Renting Out Your Cottage? Be Aware Of Potential Liability Issues

For a lot of families, a summer cottage is a great investment. It’s a secondary property that gives them the perfect summer getaway out of the city.

However, the days where at least one parent could take the kids up north for two months at a time are long past. And unless you’re a very determined cottager, battling traffic heading North every Friday night like clockwork, there will be times when your little oasis by the lake might be sitting empty.

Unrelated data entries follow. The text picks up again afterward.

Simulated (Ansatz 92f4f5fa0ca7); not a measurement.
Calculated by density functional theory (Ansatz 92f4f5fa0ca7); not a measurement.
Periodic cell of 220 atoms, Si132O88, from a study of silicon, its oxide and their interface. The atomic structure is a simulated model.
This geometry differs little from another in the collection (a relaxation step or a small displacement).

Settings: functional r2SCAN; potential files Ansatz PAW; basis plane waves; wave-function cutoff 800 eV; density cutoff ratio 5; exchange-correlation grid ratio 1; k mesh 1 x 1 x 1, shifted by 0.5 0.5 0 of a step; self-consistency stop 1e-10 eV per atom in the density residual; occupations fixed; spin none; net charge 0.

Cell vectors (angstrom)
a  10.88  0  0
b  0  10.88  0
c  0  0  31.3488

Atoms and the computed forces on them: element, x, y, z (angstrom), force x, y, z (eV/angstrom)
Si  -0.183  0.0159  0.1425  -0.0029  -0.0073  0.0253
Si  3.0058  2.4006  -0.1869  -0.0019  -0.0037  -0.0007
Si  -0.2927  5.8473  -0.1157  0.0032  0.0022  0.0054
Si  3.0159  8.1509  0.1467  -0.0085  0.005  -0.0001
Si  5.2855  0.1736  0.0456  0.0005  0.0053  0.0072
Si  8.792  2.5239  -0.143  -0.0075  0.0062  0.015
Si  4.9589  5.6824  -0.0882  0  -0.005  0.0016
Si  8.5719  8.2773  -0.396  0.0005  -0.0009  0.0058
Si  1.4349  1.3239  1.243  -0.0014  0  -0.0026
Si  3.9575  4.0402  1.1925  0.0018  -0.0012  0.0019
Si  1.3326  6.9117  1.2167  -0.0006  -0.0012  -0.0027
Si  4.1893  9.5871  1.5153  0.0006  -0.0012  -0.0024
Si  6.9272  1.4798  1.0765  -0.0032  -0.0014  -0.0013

It’s a tempting idea for many such families to cash in on the AirBnB market and offer up their vacation space on the rental market. If you have a prime location, like Muskoka or the Haliburton Highlands, you can charge a premium for what is essentially a cabin in the woods, making up some of the maintenance costs that come with any property.

There are a lot of things to consider before you take pictures of the dockside sunset and put up your rental listing to ensure that your property is covered in the event it is damaged by renters, or worse, that you become liable because a renter is injured while on your property.

A Standard Cottage Owner / Seasonal Property Policy Will Not Necessarily Cover Rentals

In fact, some seasonal property policies specifically exclude damage caused by renters. A seasonal property policy will have third-party liability, to cover someone who is visiting your cottage, in the event of injury, but you need to verify whether this extends to a person who is paying to be at your property.

While a standard policy for a cottage will vary a lot depending on heating sources for the building, security concerns from vandalism and whether or not the property is on a year-round serviced road, the one thing all of these policies will have in common is that they don’t typically cover renting your cottage to a third party as part of the standard form.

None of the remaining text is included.